By Robin N. Kendall
Photo: John Paul Sullivan, the only candidate who responded to our questionnaire.
October 6, 2020 (Alpine) -- Alpine residents may vote for two candidates for school board this year from a slate of three. Two of the candidates are running for reelection and there is one newcomer to learn more about. The trustees serve a four-year term. Unlike other school boards in the region, there are no women on the board or on the ballot this year.
The district’s website says they serve approximately 1,750 students in grades K-8 and offer a range of programs, including dual Spanish immersion, homeschool, hybrid learning, robotics, Leader In Me, and more. This semi-rural school district in San Diego’s East County has two elementary schools, an early learning center, a learning academy and a middle school.
Travis Lyon is the current President of the Alpine Union School District and has been a member since 2016. Joseph Paul Perricone is also a current board member serving since 2012. Both are running for reelection. Neither of these incumbents have yet responded to ECM’s email requesting more information about their campaign.
The newcomer on the ballot is John Paul Sullivan, a Navy veteran, VFW leader and father of three teenagers. He responded with the following information.
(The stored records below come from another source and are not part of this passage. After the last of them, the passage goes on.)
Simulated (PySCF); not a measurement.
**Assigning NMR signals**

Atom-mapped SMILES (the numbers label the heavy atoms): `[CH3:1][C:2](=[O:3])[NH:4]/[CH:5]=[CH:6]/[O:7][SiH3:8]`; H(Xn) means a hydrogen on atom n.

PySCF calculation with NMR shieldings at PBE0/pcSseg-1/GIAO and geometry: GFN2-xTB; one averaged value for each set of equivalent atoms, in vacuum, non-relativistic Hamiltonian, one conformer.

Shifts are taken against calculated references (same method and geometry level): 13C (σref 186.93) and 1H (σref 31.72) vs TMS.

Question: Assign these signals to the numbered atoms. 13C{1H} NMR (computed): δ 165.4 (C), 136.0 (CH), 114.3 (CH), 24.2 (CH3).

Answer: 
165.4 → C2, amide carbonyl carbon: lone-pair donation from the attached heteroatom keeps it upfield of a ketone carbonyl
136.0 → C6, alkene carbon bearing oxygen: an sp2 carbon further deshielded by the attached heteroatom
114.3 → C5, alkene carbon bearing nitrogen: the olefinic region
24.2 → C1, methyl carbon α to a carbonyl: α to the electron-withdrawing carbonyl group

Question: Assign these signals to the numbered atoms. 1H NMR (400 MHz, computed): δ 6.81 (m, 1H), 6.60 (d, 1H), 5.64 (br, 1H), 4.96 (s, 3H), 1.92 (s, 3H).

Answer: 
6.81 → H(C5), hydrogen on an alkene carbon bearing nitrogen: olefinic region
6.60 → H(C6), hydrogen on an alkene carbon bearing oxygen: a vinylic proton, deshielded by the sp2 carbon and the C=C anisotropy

John Paul Sullivan, challenger for Alpine School Board Trustee
Biography: John Sullivan has lived in Alpine for nearly four years and previously lived in El Cajon. He works as a school employee for the La Mesa Spring Valley School District as a Senior Day Elementary School Custodian. He says he, “loves every moment of it, being able to mentor and help guide our future.”
Sullivan was raised in Stockton, California, and joined the Navy in 2000. During his service he was a Quartermaster First Class navigating ships and deployed eight times. He served on USS Fitzgerald, USS Tarawa, USS Gladiator, USS Ardent, USS Devastator, USS Chief, and USS Dextrous. During his last six years he was on minesweepers in the Middle East. He was honorably discharged in 2014.
Now, Sullivan volunteers as is the Senior Vice Commander at the Veterans of Foreign Wars in Alpine (VFW) POST 9578.
Sullivan’s answers to ECM questions:
1. What are the most significant current challenges facing education in this community? How can the school board address these challenges?
We are in a tough time for many families at the moment, with many out of work. And the unknown as far as education goes, whether it be in person or online or a mixture of both. The one thing I do know is everyone wants nothing less than to have our kids back in person in the classrooms but we want this to happen safely. There are many factors that go into a decision like this. The health and well-being of our students as well as staff are at the forefront and I believe we need to have a full plan to ensure that parents can be at ease sending children to school.
2. What motivates you to want to serve on the school board? Were there experiences in your education or career that sparked you to do this?
What motivates me is the fact that I work as an elementary school day custodian and have a deep desire for an education system that truly puts children first. It’s up to the school board to hold that standard and remind people that we all have to put our differences aside and remember that at the end of the day the decisions that are made at a board meeting will impact our children in some way. And if it happens to be a negative impact, then we are failing.
I served in the Navy for roughly 14 years and in that time did eight deployments. I understand what quick thinking and problem-solving entails. I was raised in foster homes, off and on growing up, so I understand that not every child is the same and that each situation has to be approached differently, but I feel my life’s experiences put me in a situation where I would be a great asset to the school board.
3. For incumbents, what accomplishments on the board are you most proud of? For challengers, what do you most hope to change?
Communication. I would love to change the way that the communication between the board members and staff is perceived. After speaking with both teachers and classified personnel there is one common echo, and that is the feeling of not being heard. The one thing I know is a quick way to divide (people) is the feeling of being ignored or not heard. Staff members should feel welcomed to talk to a board member at any given time and as a board we are there for students, parents, staff and community. There should always be an open-door policy when it comes to elected officials.
4. Who has endorsed your candidacy?
Both Alpine’s classified school support staff employees (CSEA) and Alpine Teachers (ATA) have endorsed and support me. I am also supported by the Alpine VFW.
5. What is your vision for education in this community, and how can the district better address racial inequalities?
I believe Dr. Newman (superintendent) has a great thing going for him up here in Alpine. I would just love to help drive it even further as our community and its children deserve quality and unbiased education. I would love to see diversity training mandatory for staff annually just as we already do sexual harassment and mandated reporter training annually. Diversity should be up there too. My vision for Alpine is to make it the district of choice for East County and I would love for Alpine to be the district that other districts strive to be like.